In her News & Observer op-ed, Dr. Helen Ladd, a professor of public policy at an elite private university, claims that North Carolina’s public schools are under attack by those with a “private vision” of schooling.  (Fun fact: Ladd used the word “private” nine times in the op-ed.  She did not use the word “parents” once.)

Who are these privatizers?  She does not identify them.  She only says that the boogie men and women represent “conservative groups around the country” that “promote private interests with little attention to the collective interests that justify the use of taxpayer dollars to support schooling in the first place.” I assume that she is referring to the Friedman Foundation and members of the State Policy Network but not the Black Alliance for Educational Options or Democrats for Education Reform.  Apparently, only “conservative groups” promote private school choice.

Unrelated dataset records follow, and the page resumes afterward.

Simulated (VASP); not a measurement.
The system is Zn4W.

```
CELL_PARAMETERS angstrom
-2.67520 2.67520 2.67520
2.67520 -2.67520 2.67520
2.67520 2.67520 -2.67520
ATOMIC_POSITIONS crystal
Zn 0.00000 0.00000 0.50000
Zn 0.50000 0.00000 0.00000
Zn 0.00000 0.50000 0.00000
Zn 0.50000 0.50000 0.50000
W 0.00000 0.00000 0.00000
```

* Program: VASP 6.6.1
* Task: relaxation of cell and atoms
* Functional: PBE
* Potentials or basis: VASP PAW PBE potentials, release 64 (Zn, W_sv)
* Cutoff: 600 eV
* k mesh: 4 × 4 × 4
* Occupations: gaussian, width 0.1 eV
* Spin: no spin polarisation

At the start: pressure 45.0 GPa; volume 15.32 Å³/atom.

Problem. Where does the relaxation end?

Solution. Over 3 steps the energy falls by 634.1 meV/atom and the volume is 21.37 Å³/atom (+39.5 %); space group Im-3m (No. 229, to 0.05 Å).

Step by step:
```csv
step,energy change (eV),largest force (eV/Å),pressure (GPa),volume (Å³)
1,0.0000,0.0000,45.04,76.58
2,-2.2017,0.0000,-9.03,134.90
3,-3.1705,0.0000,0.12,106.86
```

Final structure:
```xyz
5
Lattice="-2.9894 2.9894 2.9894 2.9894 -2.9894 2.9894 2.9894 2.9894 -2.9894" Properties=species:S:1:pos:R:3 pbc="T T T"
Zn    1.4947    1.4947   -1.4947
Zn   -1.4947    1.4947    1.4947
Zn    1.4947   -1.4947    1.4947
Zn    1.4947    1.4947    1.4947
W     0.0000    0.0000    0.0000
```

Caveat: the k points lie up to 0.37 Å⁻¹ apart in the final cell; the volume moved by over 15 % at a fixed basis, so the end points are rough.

The term “collective interests” reminds me of a recent comment by MSNBC commentator Melissa Harris-Perry, a political science professor at an elite private university (Tulane).  In a promo for her network, Harris-Perry laments the fact that Americans do not have a “collective notion that these are our children.”  As a result, she claims, the nation has never invested as much in education “as we should have.”  This is the gist of Ladd’s op-ed, as well.  Ladd observes that state policymakers “continue to starve it [NC’s public school system] of adequate resources.”

It is really not worth commenting on the irony of two professors at elite private universities railing against our inability to abandon a “private” vision of education for the sake of the “collective.”  I won’t say a word about the fact that both define the “collective” in ways that lack any sense of voluntarism.  Indeed, it’s one thing to regret that our families do not spend enough time interacting with members of the community through churches, neighborhoods, and what Tocqueville called “voluntary associations.”  It is another thing to complain that we’re not paying enough taxes to support their vision of public education.

On that note, you may notice that Ladd, Harris-Perry, and their colleagues never spend much time defining their vision of public education in detail.  I suspect that it is far from the mainstream definition of teaching children the “Three Rs.”  For example, when Ladd says that the “private vision” of education “leaves little room for principles of social justice,” what does she have in mind?  If “social justice” is the public school equivalent of what most elite private universities call “higher education,” I think most Americans will pass.

In the end, Ladd and Harris-Perry believe that North Carolinians and Americans, respectively, are automotons who have two functions – to pay more taxes for government schools and shut the hell up.